The overlaps between climate and biodiversity are not just evident to scientists and researchers. Policymakers are taking note, too. For the first time in history, this year’s UN climate summit enshrined the importance of nature-based solutions to the climate crisis—so essential to biodiversity—in the conference’s decision text.
Negotiators at the COP27 conference stressed the need to urgently address “the interlinked global crises of climate change and biodiversity loss” and “the vital importance of protecting, conserving, restoring and sustainably using nature and ecosystems for effective and sustainable climate action.”
I couldn’t agree more. That’s why I’m proud that the Climate Investment Funds (CIF)—one of the world’s largest multilateral funds for climate action across the developing world—will be at the UN Biodiversity Conference, known as COP15, this year for the first time ever to highlight CIF investments in nature-based solutions to climate change. It’s an important milestone for nature finance, not to mention CIF itself, which has funded cutting-edge climate solutions for nearly 15 years.
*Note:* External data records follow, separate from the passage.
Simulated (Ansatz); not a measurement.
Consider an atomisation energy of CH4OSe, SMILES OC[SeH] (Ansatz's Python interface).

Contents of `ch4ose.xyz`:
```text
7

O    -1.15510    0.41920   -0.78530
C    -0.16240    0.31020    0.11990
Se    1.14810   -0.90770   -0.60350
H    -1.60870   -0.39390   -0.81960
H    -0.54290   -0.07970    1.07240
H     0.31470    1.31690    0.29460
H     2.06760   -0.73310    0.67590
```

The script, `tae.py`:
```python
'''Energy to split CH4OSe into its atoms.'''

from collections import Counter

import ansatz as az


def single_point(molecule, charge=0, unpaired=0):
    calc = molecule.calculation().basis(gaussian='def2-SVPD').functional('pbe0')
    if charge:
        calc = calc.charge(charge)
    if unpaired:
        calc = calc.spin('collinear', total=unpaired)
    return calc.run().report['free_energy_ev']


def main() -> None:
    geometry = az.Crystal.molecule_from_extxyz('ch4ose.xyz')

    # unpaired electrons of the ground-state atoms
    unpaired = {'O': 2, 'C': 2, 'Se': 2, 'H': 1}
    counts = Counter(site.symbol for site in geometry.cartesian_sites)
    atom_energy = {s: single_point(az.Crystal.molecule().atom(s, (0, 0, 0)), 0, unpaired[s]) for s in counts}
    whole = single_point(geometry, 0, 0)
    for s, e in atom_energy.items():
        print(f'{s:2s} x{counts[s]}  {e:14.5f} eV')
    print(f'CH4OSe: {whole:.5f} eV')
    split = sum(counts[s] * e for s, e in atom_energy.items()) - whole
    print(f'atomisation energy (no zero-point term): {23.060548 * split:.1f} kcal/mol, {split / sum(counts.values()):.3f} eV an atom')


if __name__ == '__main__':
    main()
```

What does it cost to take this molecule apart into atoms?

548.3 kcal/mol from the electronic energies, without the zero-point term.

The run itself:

Leaders from around the globe are gathered in Montreal to set new goals for nature over the next decade, and chart a course for delivering them. The latter will require more than lofty speeches. The international community must come together and mobilize the finance required to scale nature-based solutions.
According to the UN, to meet key development targets annual nature investments from G20 nations alone would need to increase by an additional $165 billion per year. That’s a 140% jump from existing levels.
I’m pleased to say five countries are stepping up and making new pledges to narrow the nature finance gap in developing countries. As of today, Italy, the United Kingdom, the Netherlands, Sweden, and Spain have pledged more than $350 million to capitalize CIF’s Nature, People, and Climate investment platform, also known as CIF NPC.
The program pilots and scales transformative nature-based climate solutions in developing countries worldwide, starting in four countries and one region. They are Egypt, the Dominican Republic, Fiji, Kenya, and Africa’s Zambezi River Basin Region, cutting across Zambia, Malawi, Mozambique, Namibia, and Tanzania.
Participating countries and regions are seeking finance to support a wide range of initiatives, including efforts in Egypt to promote sustainable agriculture along the Nile River, mangrove cultivation to better protect Fiji’s coastal communities from storm surges, investments to reduce methane emissions from rice production in the Dominican Republic, and the restoration of 30,000 hectares of degraded wetlands in south-central Africa’s Zambezi River Basin Region.
A key CIF NPC focus will be enabling Indigenous and local communities to lead, implement, and shape climate action locally and around the world. It seeks to replicate CIF’s successful Dedicated Grant Mechanism for Indigenous Peoples and Local Communities (DGM), which provides direct financing to empower Indigenous peoples and local communities to sustainably manage natural resources, restore land access through initiatives such as land titling programs, and fight climate change through the application of local and traditional knowledge.
As we race against the clock to implement solutions and prepare communities to face the impacts of climate change, let’s turn to nature for solutions—not to mention inspiration—as we do all what we can to reverse the trendlines of ecological disaster. Everywhere we look, we see potential solutions in nature, whether in forest conservation, sustainable farming, or wetland restoration. Our job now is to empower communities to put these solutions into practice.